But business and political leaders, including members of the ruling Conservative Party, have strongly criticized the decision — leaked before Wednesday’s official announcement — as the latest example of confusing policymaking by the UK government.
Andy Street, the Conservative mayor of Birmingham, said the about-face “damages” Britain’s international reputation and that as a “serious G7 country” the UK had to be able to deliver on “difficult” infrastructure projects.
Investors had already committed “hundreds of millions, if not billions, of pounds” on the “promise” of HS2, he said in an interview with radio station LBC this week. “You cannot then turn around to those investors and say, ‘We’ve changed our mind.’”
One such investor is Tom Wagner, co-chairman of US private equity firm Knighthead Capital Management, which bought the Birmingham City football club earlier this year.
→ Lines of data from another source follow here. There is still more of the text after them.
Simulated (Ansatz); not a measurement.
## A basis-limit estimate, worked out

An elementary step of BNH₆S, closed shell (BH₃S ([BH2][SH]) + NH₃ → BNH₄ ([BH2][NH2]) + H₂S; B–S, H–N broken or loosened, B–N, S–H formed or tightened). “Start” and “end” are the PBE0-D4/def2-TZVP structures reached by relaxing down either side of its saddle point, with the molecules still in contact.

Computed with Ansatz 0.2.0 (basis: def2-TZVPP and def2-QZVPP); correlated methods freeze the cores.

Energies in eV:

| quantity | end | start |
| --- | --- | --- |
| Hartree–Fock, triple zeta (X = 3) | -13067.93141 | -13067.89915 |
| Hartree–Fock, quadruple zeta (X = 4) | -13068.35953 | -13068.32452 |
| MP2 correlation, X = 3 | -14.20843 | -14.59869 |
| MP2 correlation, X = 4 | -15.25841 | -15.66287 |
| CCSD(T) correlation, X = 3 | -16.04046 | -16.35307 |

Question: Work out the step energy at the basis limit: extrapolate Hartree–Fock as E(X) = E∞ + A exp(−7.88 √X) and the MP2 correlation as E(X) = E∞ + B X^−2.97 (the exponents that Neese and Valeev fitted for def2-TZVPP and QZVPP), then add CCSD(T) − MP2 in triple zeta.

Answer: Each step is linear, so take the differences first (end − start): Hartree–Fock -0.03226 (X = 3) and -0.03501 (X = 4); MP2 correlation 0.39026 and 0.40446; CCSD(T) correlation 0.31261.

In a letter to Sunak published late last month, Wagner, now chairman of the club, said the improved connectivity with the rest of the UK that HS2 would bring was a “key” factor in Knighthead’s decision to invest in the club.
“The expectation is that the government will honor its commitment to deliver on publicly stated long-term plans,” he wrote. “Any deviation could result in a loss of investor trust, and this would have a considerable negative impact on the UK. The ambitious HS2 project falls into this category.”
The U-turn was also blasted by Richard Walker, the boss of supermarket chain Iceland, and until recently a long-time Conservative Party member.
The government’s “evident inability” to deliver on major projects “is devastating to both its credibility and to business confidence,” Walker wrote in The Guardian newspaper Sunday.
“UK plc is crying out for both stability and certainty — and the current government’s constant changes of direction and failures to make decisions are actively undermining this.”
Walker added that he had canceled his membership of the Conservative Party.
— This is a developing story and will be updated.